How we cite our quotes: (Chapter.Paragraph)
Quote #1
The grown-ups’ response, this time, was to advise me to lay aside my drawings of boa constrictors, whether from the inside or the outside, and devote myself instead to geography, history, arithmetic and grammar. That is why, at the age of six, I gave up what might have been a magnificent career as a painter. (1.7)
It’s not enough to simply decide you want to do something, like become a great painter, and then stick with it. You also need encouragement and backing up, for starters. When the narrator was a little kid, all the grown-ups he knew told him that he wasn’t good at drawing and that his pictures didn’t represent what he thought they represented. This was enough to make the narrator give up on art, when he could have been “magnificent” if only he’d stuck with it.
Quote #2
When a mystery is too overpowering, one dare not disobey. Absurd as it might seem to me, a thousand miles from any human habitation and in danger of death, I took out of my pocket a sheet of paper and my fountain-pen. But then I remembered how my studies had been concentrated on geography, history, arithmetic and grammar, and I told the little chap (a little crossly, too) that I did not know how to draw. (2.12)

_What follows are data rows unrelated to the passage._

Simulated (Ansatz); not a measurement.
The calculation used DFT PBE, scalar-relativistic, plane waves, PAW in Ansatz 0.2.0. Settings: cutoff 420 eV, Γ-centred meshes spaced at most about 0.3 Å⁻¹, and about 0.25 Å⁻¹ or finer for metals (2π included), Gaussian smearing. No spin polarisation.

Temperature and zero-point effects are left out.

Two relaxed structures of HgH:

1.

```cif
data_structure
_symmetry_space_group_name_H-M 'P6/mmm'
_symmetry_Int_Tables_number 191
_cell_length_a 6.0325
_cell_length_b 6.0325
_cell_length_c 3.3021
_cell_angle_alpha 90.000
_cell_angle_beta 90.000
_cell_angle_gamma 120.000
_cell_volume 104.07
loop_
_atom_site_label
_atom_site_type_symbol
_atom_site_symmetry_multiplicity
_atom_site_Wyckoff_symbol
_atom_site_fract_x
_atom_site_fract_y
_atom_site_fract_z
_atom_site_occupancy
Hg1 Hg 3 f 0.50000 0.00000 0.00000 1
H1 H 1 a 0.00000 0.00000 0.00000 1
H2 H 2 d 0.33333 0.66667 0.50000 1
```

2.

The narrator is ready to give up on drawing before he even starts, practically. As a grown-up himself, not having had enough of the proper encouragement when he was young, he left behind his creative instinct and imaginative style.
Now it would be a lot harder for him to make something like his Drawing Number One than it was before. For example, he can barely draw a correct sheep and ends up drawing a box instead. But, because the prince is so persuasive and has such a strong personality, this new friend persuades the narrator to keep trying to draw anyway.
Quote #3
…I am not at all sure of success. One drawing goes along all right, and another has no resemblance to its subject. I make some errors, too, in the little prince’s height: in one place he is too tall and in another too short. And I feel some doubts about the colour of his costume. So I fumble along as best I can, now good, now bad, and I hope generally fair-to-middling. (4.14)
Even when he’s not satisfied with his work, the narrator has to keep going. He explains that some pictures are better than others, and sometimes he does a better job of recording the details than others, without being exactly sure of why that is. The most important thing, though, is telling his story and conveying the essence of the little prince to his readers. In order to do this, the narrator simply has to keep drawing.